Say goodbye to Stanford and Navy, which could very well return to the top 25 when we revise it again before the start of the 2010 season in September.

Georgia Tech, which lost four of its best juniors to the NFL draft, moved down the poll. Florida State, which signed one of the country’s best recruiting classes under new coach Jimbo Fisher, moved up.

Here’s a revised look at the best teams in the country for the upcoming season:

1. Alabama Crimson Tide Alabama, the defending BCS national champion, will have plenty of holes to fill before it kicks off the 2010 season against San Jose State at home on Sept. 4. But Tide coach Nick Saban has stockpiled talent the past three seasons and signed a third straight top-three recruiting class this year. Most of the Tide’s offensive firepower is coming back, including quarterback Greg McElroy, receiver Julio Jones and Heisman Trophy winner Mark Ingram. Two starting offensive linemen will have to be replaced, but left tackle James Carpenter might be a future NFL star.

The defense will have to be rebuilt, but there might not be a better defensive architect than Saban. He was able to persuade defensive coordinator Kirby Smart not to leave for Georgia, his alma mater, and that will help in the rebuilding process. The entire defensive line will have to be replaced, along with two linebackers and three defensive backs. Cornerback Kareem Jackson and All-American linebacker Rolando McClain left for the NFL draft. Incoming freshman cornerbacks DeMarcus Milliner and John Fulton and defensive ends Adrian Hubbard and Alfy Hill might have to contribute right away. Linebacker Dont’a Hightower’s return from a knee injury will help.

2. Ohio State Buckeyes Buckeyes coach Jim Tressel can only hope quarterback Terrelle Pryor turned the corner with his performance in a 26-17 victory over Oregon in the Rose Bowl. Entering his third season, Pryor is still trying to live up to the hype that made him the country’s top high school QB prospect. The good news: Four starters will be back on the offensive line. The Buckeyes will have to replace left tackle Jim Cordle, and junior Mike Adams will be the top candidate to protect Pryor’s blind side entering spring practice. Three tailbacks will compete for the starting job, including heralded freshman Jaamal Berry, who missed all of last season because of a hamstring injury.

Six starters, including five seniors, are returning on defense. Junior end Thaddeus Gibson entered the NFL draft, but getting Cameron Heyward to come back to school was a major coup. Incoming freshman Christian Bryant might be able to help in the secondary right away.

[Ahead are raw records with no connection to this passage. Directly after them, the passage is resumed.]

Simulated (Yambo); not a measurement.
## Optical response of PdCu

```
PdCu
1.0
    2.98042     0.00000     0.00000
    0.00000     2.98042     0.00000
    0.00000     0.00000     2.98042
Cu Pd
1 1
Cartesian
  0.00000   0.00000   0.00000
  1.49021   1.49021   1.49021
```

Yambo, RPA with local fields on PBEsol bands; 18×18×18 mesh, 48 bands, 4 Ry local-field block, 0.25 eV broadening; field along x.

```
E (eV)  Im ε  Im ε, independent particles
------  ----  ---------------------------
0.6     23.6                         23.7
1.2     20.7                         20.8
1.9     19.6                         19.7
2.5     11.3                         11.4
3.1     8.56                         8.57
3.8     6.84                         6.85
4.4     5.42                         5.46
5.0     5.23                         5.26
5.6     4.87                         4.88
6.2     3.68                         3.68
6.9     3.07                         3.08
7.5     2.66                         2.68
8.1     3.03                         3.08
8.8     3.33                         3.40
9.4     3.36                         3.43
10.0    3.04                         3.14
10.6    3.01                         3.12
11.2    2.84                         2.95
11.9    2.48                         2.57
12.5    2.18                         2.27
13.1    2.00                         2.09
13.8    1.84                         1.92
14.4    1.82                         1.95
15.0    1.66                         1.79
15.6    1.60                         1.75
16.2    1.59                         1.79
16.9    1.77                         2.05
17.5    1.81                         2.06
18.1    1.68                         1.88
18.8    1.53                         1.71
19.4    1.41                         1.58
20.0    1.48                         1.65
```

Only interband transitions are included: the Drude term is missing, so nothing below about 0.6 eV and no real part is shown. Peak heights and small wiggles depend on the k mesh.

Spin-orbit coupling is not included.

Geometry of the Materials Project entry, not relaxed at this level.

3. Boise State Broncos The Broncos beat TCU 17-10 in the Fiesta Bowl to finish the 2009 season unbeaten, but their biggest victory might have been keeping coach Chris Petersen around for another season. And if Petersen hasn’t left for a bigger school by now, he just might retire at Boise State.

The Broncos will bring back 21 of 22 starters on offense and defense in 2010, but they’ll have to replace defensive coordinator Justin Wilcox, who left for the same position at Tennessee. Petersen promoted defensive-line coach Pete Kwiatkowski to replace Wilcox. Quarterback Kellen Moore will enter the season as a legitimate Heisman Trophy candidate after throwing for 3,536 yards with 39 touchdowns and only three interceptions last season.

The only starter leaving on defense is Kyle Wilson, one of the best cornerbacks in the country. All five starters are back on the offensive line, which allowed the fewest sacks in the country last season.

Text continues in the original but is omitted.